The Lide strike stands out. While most strikes end in a matter of days and rarely last for more than a couple of weeks, it was not until mid-2015 that the Lide workers were finally able to win most of their demands from management. Over the same period, another strike similar to Lide in many ways drew media coverage following a solidarity campaign highlighting the company’s role as a contractor for the Japanese clothing retailer Uniqlo, a popular brand with over 400 stores in China. The Shenzhen Artigas Clothing and Leather Company, known locally as Qingsheng, was established in 1992 with Hong Kong investment shortly after Deng Xiaoping accelerated China’s opening to foreign direct investment, and has been oriented primarily to export. In 2014, it made plans to relocate to another industrial park without any prior consultation or negotiation with workers, sparking initially a nine-day strike in December which was forcibly suppressed by the police.

On June 9 this year, as the company tried to shut down the factory and remove equipment, over 900 workers began a protest, occupying the shopfloor to prevent management from closing down the factory. They demanded negotiation on severance payment and compensation. Unpaid social insurance, in particular, has become a significant issue in such strikes, as many workers have worked at the same factory for more than a decade. Some workers then went on hunger strike to try to put more pressure on management. Heavy-handed tactics were used against workers, including harassment and detention of strikers by the local police.

Only after three weeks of persistent factory occupation did management finally agree to start negotiation. However, it refused to hold collective negotiation and only wanted to deal with workers on an individual basis. Workers rejected the management’s attempt to divide workers, and continued the strike. As the strike entered into deadlock, some 200 workers travelled to Guangzhou and staged a regular protest at the Guangdong Provincial Government. After days of protesting and sleeping in a nearby park, they were forcefully removed and briefly detained by police. Management also stepped up pressure on the remaining workers occupying the factory by cutting off utilities. Workers were locked out of the factory, and the lockout was enforced with the assistance of local police.

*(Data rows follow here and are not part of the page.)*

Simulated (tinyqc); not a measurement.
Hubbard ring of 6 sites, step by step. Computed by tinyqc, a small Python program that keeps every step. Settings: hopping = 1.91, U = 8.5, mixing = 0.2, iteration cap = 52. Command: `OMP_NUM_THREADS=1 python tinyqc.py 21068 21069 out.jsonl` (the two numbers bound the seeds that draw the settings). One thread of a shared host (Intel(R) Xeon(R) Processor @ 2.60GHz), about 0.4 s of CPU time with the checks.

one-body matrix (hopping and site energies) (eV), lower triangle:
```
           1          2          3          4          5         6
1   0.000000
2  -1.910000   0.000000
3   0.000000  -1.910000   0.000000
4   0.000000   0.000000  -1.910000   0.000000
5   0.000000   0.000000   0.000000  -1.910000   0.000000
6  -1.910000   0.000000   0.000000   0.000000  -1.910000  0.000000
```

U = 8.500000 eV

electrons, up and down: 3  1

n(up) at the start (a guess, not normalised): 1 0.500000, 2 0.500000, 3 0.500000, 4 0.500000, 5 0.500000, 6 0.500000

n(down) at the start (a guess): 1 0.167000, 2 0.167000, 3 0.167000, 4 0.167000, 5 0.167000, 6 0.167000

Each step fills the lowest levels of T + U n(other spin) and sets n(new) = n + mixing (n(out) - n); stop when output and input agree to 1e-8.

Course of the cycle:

In contrast to the Lide Footwear factory strike which won most of workers’ demands, the Qingsheng strike ended without any success to force management into negotiation. These two cases, and other similar strikes in recent months, reflect the deleterious impact of slowing export sector on manufacturing workers. Companies operating on thin profit margins have opted to relocate, scale down production, cut the number of their workers, and ask workers to re-sign their contracts.

Mobilization and Organization

In the face of such assaults on their jobs and livelihood, workers’ protests have taken the more radical form of repeated work stoppages, factory occupation and collective negotiations with management over several months. Not all strikes end in success. In fact, there is evidence that police have stepped up crackdowns on high-profile strikes.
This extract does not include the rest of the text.